The Intel 8086 microprocessor is one of the most influential chips ever created; it led to the x86 architecture that dominates desktop and server computing today. I’ve been reverse-engineering the 8086 from die photos, and in this post I discuss how its register file is implemented.

The photo above shows the silicon die of the 8086 processor under a microscope. The metal layer on top of the chip is visible, with the silicon hidden underneath. Around the outside edge, bond wires connect pads on the die to the chip’s 40 external pins.

The highlighted region indicates the 8086’s fifteen 16-bit registers and six bytes of instruction prefetch queue.1 Registers take up a significant portion of the die, even though they are just 36 bytes in total. Due to space limitations, early microprocessors had a relatively small number of registers; in comparison, a modern processor chip has kilobytes of registers and megabytes of cache storage.2

How a register is implemented in silicon
I’ll start by explaining how the 8086 is built from NMOS transistors. Then I’ll explain how an inverter is constructed, how a single bit is stored using inverters, and how a register is constructed.

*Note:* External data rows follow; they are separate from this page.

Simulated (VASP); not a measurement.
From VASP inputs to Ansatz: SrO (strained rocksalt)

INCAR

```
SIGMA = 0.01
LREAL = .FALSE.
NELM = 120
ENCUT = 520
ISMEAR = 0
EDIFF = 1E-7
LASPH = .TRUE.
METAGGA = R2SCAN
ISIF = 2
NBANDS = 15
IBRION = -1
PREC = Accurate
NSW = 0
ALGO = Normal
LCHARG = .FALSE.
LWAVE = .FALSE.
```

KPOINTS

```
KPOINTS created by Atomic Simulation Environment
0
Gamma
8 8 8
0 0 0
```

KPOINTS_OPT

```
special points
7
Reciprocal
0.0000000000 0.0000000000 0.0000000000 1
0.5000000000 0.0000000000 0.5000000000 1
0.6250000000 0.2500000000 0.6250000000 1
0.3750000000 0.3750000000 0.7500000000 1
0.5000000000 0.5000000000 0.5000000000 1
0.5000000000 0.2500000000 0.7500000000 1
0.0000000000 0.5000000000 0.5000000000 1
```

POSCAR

The 8086 and other chips of that era were built from a type of transistor called NMOS. These chips consisted of a silicon substrate, which was “doped” by diffusion of arsenic or boron to form transistors. Above the silicon, polysilicon wiring created the gates of the transistors and wired components together. Finally, a metal layer on top provided more wiring. (Modern processors, in comparison, use CMOS technology, which combines NMOS and PMOS transistors, and they have many metal layers.)

The schematic below shows an inverter built from an NMOS transistor and a resistor3 With a low input, the transistor is off, so the pull-up resistor pulls the output high. With a high input, the transistor turns on, connecting ground and the output, pulling the output low. Thus, the input signal is inverted.”